Recently, we at Inovia Capital have been fascinated by the emergence of messaging and conversational UI. Since announcing our first investment in the space last summer, we’ve kept learning from operators in the community and have solidified our investment thesis. Consistent with our broader philosophy, we’re backing exceptional founders who are tackling valuable problems across a multitude of opportunities within the messaging and UI category — messaging infrastructure, enterprise knowledge management, conversational marketing, and consumer plays, to name a few. The ultimate guiding principle connecting these companies are founders who are driving a paradigm shift from mobile-first to messaging-first, ushering in a new wave of personalization at scale. Building on top of messaging platforms enables companies to mine conversation history for personalized data and context. This enables a transition from reactive “one size fits all” responses to predictive personalized suggestions over chat.

We’ve seen a broad consensus across the industry that messaging platforms are a logical extension of customer support. The pain of existing support channels is relatively high as most companies still rely on phone support (which is inconvenient and demands your full attention) or email (which is asynchronous and drags out the interaction). An emerging use case is conversational marketing, where messaging platforms can serve as a home for marketing campaigns, creating opportunities for deeper engagement. We’re excited about this category (and have made an investment in the space), as marketers begin to recognize the value of ongoing campaigns and communication via messaging platforms. The fundamentally new approach to social networks and messaging platforms requires substantial guidance. Yet intertwined with both customer support and marketing lies the actual act of purchase itself. Capturing consumers’ time is valuable, but only if that attention translates into purchase. We believe that a confluence of factors have primed consumers for conversational commerce — using messaging interfaces to transact with businesses. What makes the timing right?

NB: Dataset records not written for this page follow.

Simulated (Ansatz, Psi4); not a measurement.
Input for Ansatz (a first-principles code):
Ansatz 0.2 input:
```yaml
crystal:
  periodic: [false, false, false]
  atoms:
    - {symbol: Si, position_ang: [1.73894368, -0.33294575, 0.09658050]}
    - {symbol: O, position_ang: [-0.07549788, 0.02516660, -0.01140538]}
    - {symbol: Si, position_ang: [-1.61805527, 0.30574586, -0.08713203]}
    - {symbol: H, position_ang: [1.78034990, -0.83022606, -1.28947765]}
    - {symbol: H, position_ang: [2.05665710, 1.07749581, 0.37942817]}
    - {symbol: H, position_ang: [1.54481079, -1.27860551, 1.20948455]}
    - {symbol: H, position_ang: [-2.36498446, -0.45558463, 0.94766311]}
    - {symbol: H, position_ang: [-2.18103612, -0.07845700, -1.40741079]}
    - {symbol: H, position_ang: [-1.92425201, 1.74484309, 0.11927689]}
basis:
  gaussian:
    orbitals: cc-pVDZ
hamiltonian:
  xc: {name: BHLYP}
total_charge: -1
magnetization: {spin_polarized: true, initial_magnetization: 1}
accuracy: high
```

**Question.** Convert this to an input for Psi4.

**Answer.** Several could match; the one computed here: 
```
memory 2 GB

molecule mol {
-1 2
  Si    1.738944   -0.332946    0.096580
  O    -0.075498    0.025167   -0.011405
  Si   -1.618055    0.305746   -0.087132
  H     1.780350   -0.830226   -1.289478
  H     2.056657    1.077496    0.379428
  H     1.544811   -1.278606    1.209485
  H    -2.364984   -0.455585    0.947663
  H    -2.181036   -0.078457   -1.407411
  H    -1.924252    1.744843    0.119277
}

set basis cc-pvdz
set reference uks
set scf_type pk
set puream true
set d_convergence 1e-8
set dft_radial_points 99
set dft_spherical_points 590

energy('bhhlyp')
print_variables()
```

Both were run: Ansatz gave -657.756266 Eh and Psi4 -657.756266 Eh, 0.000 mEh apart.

  1. Facebook, Kik and recently Apple have all opened their messaging platforms, exposing an audience of over a billion people to a world where your conversations with businesses live in the same app as conversations with your best friends;
  2. Messaging platforms have unveiled mobile payment mechanisms, both reducing the need for external integrations to allow businesses to monetize conversations and increasing consumer comfort with payment transfers via chat;
  3. Individual platforms establish a persistent identity with meaningful data insights that can drive deep personalization; and
  4. Perhaps most importantly, consumer comfort in engaging with brands over messaging platforms has grown as support and marketing use cases have normalized that behaviour.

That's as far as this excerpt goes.